MIDNIGHT WAS minutes off, Mount Tabor Park would soon be closed, and Camp Cascadia protestors had begun to sing. Among the crowd of around 100, people quizzed each other, both jocular and nervous: Are you ready to be arrested?
This was Monday, July 15, the day organizers of Camp Cascadia—the group protesting the forthcoming demise of the city's open-air reservoirs—had announced they would, by no means, leave the park when it closed.
The previous Friday, July 12, calls to camp in the park were quickly abandoned in the face of cops on all-terrain vehicles, and protestors over the weekend had formed an amiable relationship with park rangers. But city hall had not relented—not even reached out—so, Camp Cascadia said, the time for following rules was over.

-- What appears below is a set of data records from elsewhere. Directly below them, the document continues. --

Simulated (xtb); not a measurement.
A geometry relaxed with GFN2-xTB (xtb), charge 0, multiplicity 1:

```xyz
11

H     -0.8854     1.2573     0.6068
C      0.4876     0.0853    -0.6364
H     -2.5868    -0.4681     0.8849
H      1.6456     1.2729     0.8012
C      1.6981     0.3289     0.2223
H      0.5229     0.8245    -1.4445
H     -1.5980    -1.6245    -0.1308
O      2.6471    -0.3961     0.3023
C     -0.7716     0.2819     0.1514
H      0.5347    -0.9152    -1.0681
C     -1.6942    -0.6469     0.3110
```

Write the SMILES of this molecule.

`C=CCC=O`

A press release cautioned demonstrators to leave children at home, lest they be exposed to "mass arrests" and "expected police brutality."
"I'm not going to lie, I'm fucking scared, man," organizer Jessie Sponberg announced to the crowd early Monday evening. "I don't want to go to jail tonight."
The protest was the latest example of a lesson the city learned all too well in this year's fight over water fluoridation: Portlanders are churlish about their drinking water.
Since 2006, the city has fought a US Environmental Protection Agency (EPA) rule that would force it to cover or do away with the scenic, open-air reservoirs in Mount Tabor and Washington Parks. But when city council—with the exception of Commissioner Amanda Fritz—announced in June it had expended its legal options and would comply with the rule, outcry was instantaneous.
Protestors—a coalition of Mount Tabor residents and water activists—widely characterize the decision as a giveaway to contractors with friends in city hall. They decry upcoming water rate increases, and want officials to pursue the same strategy as New York City, which has successfully delayed a requirement to cover an enormous reservoir.
The city says circumstances in New York are far different than Portland's, and a similar move simply isn't possible.
“I appreciate the frustration, which is why I’ve said: ‘Go occupy the EPA,’” said Commissioner Nick Fish, who oversees the Portland Water Bureau.
While there was a clear passion among Camp Cascadia participants, the movement’s goal posts moved fluidly and frequently.
The initial planned campout in the park—preceded by all manner of rhetoric about arrests and conflict by Sponberg and others—melted away before cops on Friday. Organizers said they wouldn’t risk the safety of children present by resisting orders to take down a handful of tents. They called police’s move a “dirty fucking tactic.”
Protestors dwindled on Saturday and Sunday and, when Mayor Charlie Hales hadn't reached out to the group by Monday, it announced the time had come, finally, to defy city ordinance.
“When there's 50 people going to the Justice Center tonight, maybe that'll get his attention,” Sponberg told Willamette Week on Monday afternoon.
But there was a twist. Many of those bracing for police action as the clock struck 12 on Monday night didn't yet realize that organizers had worked out a deal earlier in the evening with park rangers. Yes, the park technically closed at midnight, but protestors could stay until 12:30 am—a kind of token disobedience—before the cops would move in.
"We've already won," Sponberg told the crowd. "It's after midnight and we're still in this park. We're gonna declare a victory, and then at 12:30 am most of us are going to go stand on that sidewalk right there."
There were arguments, but almost everyone played along. When something like 25 officers clad in tactical gear rounded the corner shortly before 1 am, only four singing protestors were arrested for trespass in Mount Tabor Park.
Camp Cascadia dissipated into the night. There were talks of continuing the movement, but no plans to return Tuesday.